Gregg's Full-Fat Goulash
This is a modified version of a recipe I found in a cookbook published
by the place where Kim used to work. In fact, her boss is the
one who came up with the basic recipe -- credit her, not me, for
the fact that this stuff kicks butt. It is, however, very filling.

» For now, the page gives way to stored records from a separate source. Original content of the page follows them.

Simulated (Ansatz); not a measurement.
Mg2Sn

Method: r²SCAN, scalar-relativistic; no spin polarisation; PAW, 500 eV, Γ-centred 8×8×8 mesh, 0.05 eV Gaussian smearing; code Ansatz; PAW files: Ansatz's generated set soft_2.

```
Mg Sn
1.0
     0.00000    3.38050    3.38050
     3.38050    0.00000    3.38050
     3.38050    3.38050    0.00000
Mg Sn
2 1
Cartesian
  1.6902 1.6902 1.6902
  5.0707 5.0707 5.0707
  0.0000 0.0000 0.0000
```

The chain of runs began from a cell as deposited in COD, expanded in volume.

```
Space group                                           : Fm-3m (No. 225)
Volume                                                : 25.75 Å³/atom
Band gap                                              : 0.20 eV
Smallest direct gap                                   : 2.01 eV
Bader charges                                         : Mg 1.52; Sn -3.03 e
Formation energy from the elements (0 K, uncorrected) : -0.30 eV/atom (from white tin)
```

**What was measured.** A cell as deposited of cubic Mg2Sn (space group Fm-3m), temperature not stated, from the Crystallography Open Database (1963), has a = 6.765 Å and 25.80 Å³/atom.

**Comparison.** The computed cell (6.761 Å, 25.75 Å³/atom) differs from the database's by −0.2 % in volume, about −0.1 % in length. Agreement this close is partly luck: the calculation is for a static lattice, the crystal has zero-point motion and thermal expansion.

One bowl of this, served over wide noodles, will probably finish
you for the evening. It's best not to nosh beforehand.
- 3 pounds stewing beef
- 1 pound kielbasa sausage or something similar
- 6 tablespoons flour -- even Bisquick will work just fine
- 2 teaspoons garlic salt
- 2 teaspoons pepper
- 4 teaspoons paprika
- 8 tablespoons butter
- 2 cans (14.5 oz, or thereabouts) tomato puree
- 2 cans (14.5 oz, or thereabouts) beef stock
- 2 medium onions -- i.e., white or yellow
- 4 cloves garlic
Last updated 7/15/96
- Combine flour, garlic salt, paprika, pepper, and meat.
- Brown in butter quickly.
- Add onions, garlic, tomato puree, and stock.
- Cover and bake at 325 degrees for three or four hours.
- Optional: serve topped with sour cream and green onions.